Monitoring Esxi host on nagios

Post by **Box293** » Wed Sep 30, 2015 1:35 pm

Can I confirm that the testing on the nagios box was done while "su nagios".

vinothg wrote:In my vcenter inventory esxi listed as fqdn only and in my service definition i have configured fqdn only. but i am getting an error.

What is the error?

vinothg · Post by **vinothg** » Thu Oct 08, 2015 10:10 pm

Hi,

Sorry it was my bad. I was made some mistakes in configuration, now i have changed and its working. Please guide me the below queries.

1) We wanted to set the warning and critical alerts if my esxi host cpu and memory usage reached 70 % and 80 %, so how to set this in service definition.

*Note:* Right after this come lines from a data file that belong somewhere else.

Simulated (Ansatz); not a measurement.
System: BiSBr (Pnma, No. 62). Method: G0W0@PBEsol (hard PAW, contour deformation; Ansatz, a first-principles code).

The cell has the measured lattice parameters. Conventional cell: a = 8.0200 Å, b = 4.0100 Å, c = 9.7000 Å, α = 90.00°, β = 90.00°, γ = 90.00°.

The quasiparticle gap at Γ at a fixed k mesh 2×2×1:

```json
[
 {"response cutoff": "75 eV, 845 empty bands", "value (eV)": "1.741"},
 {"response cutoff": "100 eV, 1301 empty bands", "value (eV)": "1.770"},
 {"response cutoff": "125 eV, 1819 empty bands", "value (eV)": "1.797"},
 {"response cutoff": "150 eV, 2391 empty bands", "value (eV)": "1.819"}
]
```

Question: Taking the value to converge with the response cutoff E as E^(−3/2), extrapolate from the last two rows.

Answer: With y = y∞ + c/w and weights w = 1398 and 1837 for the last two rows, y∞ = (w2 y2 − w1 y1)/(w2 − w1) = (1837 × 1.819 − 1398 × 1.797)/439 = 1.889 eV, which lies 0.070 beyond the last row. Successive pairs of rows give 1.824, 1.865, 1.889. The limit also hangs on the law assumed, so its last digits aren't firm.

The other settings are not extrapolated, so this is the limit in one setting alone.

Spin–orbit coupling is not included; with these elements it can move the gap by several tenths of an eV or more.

2) I have configured nagios monitoring server in under esxi one vm. So i believe if that esxi or that particular vm goes down we wont able to get the alerts. so is there any way to cluster it or any alternate for this .

Please provide your valuable comments.

Thank you.

jdalrymple · Post by **jdalrymple** » Fri Oct 09, 2015 1:48 pm

vinothg wrote:1) We wanted to set the warning and critical alerts if my esxi host cpu and memory usage reached 70 % and 80 %, so how to set this in service definition.

https://exchange.nagios.org/components/ ... 0&cf_id=29
This should be as easy as something like ./box293_check_vmware.pl --server <ESXi IP> --check Host_CPU_Usage -w 80 -c 90
Mind you you'll have to create the service such that you're using check_by_ssh to your vma, however we'll assume at this point you have that figured out?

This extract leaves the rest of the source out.